Are You Good At Delegating?

Delegating For Managers
Delegating For Managers & Non-Managers

Do you feel overloaded, stressed, and don’t seem to be making much progress?

This is a common issue faced by most managers.  There are only a limited number of hours each day. What you do with these is crucial to your success. You must identify your core skills and tasks that only you can do, and look for other simpler, lower value tasks that can be done by others to be delegated.

Delegating is one of the key skills for any manager. Other key skills are posted as challenges in the 30 Days to Become a Better Project Manager series. If you are joining today, read them first, after joining the 30 Days To Be a Better Project Manager challenge.

Good delegation helps to develop the team, saves you a whole lot of time, and motivates the team. But if you don’t do it correctly, you will be frustrated, demotivated, and may even vow to never delegate in the future. Plus you also demotivate and confuse the other person.How Not To Delegate!

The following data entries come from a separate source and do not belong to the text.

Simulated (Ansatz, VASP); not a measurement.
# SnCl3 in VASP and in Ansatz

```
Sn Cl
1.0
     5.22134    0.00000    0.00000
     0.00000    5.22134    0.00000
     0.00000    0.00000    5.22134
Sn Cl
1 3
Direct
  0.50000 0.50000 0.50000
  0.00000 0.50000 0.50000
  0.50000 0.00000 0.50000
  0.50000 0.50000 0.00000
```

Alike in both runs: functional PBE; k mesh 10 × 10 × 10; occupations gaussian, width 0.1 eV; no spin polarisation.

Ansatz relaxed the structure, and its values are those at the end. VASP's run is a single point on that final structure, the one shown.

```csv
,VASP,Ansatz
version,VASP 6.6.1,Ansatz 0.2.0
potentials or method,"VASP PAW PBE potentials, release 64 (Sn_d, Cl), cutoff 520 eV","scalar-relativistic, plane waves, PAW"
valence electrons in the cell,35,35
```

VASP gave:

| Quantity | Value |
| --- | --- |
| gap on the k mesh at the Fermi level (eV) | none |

When people on your team goof-up, make mistakes, or simply do not seem to “get” it, many managers tend to get upset, angry and in their zeal to show how much of an expert they are, they may even snatch the work from them, and say… “You can’t even do this simple thing. I’ll show you how to do this work quickly and efficiently.” As you get busy doing the work, you are the only one staying back, fixing it, while others have all left for the day. You get stressed, worked up, and upset, while everyone else seems to enjoy.

Herein lies the problem: Can you take over everyone’s work and do it yourself, the “right” or the “Best” way?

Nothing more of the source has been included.